Scene: A Dark Parking Lot in the South of Madison
“Why are you giving me a ride this morning?” my partner asked me at 5am as we walked toward the car in the pre-dawn darkness.
“Because I’ve had finish next chapter on my to-do list for the last three days, and it keeps getting put off,” I answered. “I’m starting things early today so that I can check it off.”
Writing is a funny thing for me. I dread starting it, and will go to extreme lengths to procrastinate it away. Re-arrange the desk. Check my email again. Look for more efficient writing software. Read another blog about how to be a writer. Read another blog about marketing yourself as a writer. Read another blog about how reading blogs about writing is not actually writing.
Eventually I do force myself to write, often through tricks of momentum such as this morning. After I dropped her off at the coffee shop, I came home and fell into my morning routine: a bit of yoga. Sit zazen for fifteen minutes. Coffee and a page of journaling. Breakfast and a couple of TED Talks. Then it’s 6:30am, and I’ve nothing to do until 9am when my “work day” starts.
What else is there to do but write?
The Heady Joy of Flow
As I mentioned earlier, I don’t always enjoy the actual act of writing. I am a craftsman, and writing things like this blog or the other professional newsletters and web copy for clients are work. I’m not at a point where I can really justify “just write what you want“, but when I carve out the time, oh what bliss.
That’s what happened at 6:30. I fired up OmmWriter, with Secret Agent Radio playing in the background, and dove into an imaginary world of my own creation. I’ve recently abandoned the “write what will sell” mantra for “write what you want to read“, and it’s amazing.
We show up. We do our best. Good things happen.
— Steven Pressfield
However, there are three things that I have to do to actually get to that state:
- I have to make the time. That’s why I got up early, why I purposely created a bubble in my schedule where there was nothing else scheduled but I was awake and alert enough. If I’d just gotten out of bed and sat at my desk, odds are I would have been too sleepy to actually write. It’s a time of day when no one will be calling me or expecting me to call them.
- I have to make the space. That’s my desk, an app that makes me focus on nothing but writing, and an empty apartment. Sometimes it’s a coffee shop (yep, believe it or not, people are often more productive there).
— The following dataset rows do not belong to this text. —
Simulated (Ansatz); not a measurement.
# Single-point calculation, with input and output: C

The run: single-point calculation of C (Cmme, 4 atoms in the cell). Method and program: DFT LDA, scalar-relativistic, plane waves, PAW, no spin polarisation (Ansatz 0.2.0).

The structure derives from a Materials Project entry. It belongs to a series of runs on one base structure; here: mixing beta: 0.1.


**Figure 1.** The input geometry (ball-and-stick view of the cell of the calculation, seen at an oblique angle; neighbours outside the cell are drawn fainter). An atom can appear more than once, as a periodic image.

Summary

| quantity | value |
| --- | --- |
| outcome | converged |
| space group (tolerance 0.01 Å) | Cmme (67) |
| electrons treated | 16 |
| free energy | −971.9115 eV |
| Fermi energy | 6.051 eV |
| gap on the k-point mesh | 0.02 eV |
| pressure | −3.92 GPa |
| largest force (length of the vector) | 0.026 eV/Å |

- I have to make it a priority. This is probably the most important, and the most difficult. For example, this morning I noticed an error in my blog configuration, which kept me from being able to log in. The urge, as I get with just about any tech problem, was to fix it now. It’s better, though, to recognize that while it may be urgent, it is not important – and so I focused on the writing.
Two hours and almost 3000 words later I came to a stopping point. It was a half-hour before it was time to start my regularly-scheduled workday, and that was just enough time to fix the blog and even get a little ahead on planning for a speaker’s event I’m doing in NY later on this summer. By the time 9am rolled around and my schedule told me to start work (ironically, “Write” is my first task of the day), I’m actually already a bit tired.
A Jubilant Kind of Tired
But it’s not the dragging Oh I hate mondays kind of tired. It’s the tired at the end of a good workout, at the finish of a great day at the amusement park, the weariness of a raw throat after you sang along to your favorite band with thousands of other fans. I don’t know that anyone will ever read this book I’m creating; I don’t know if it’s ever going to be anywhere but my computer.
It doesn’t matter, though, because the activity of doing what I love is what feeds and nourishes the rest of my day. It’s kind of like that happy tired you get at around 2pm the day after you were up all night with that special crush. In this case, that special crush is my muse and even when I’m yawning this afternoon, it will end in a smile because she and I had a fine time this morning.
But that’s all I will say about the subject, because a gentleman knows how to exercise discretion.
I will ask you this, though: are you making the time and space for the thing you actually love doing? If not…maybe you should ask yourself why not?
1 thought on “making room for what you want to love”
I feel this way when I’m programming/coding (with the exception of the innuendo at the end). So difficult to get into it, but when I do? Watch out, and for the love of Pete, don’t interrupt me!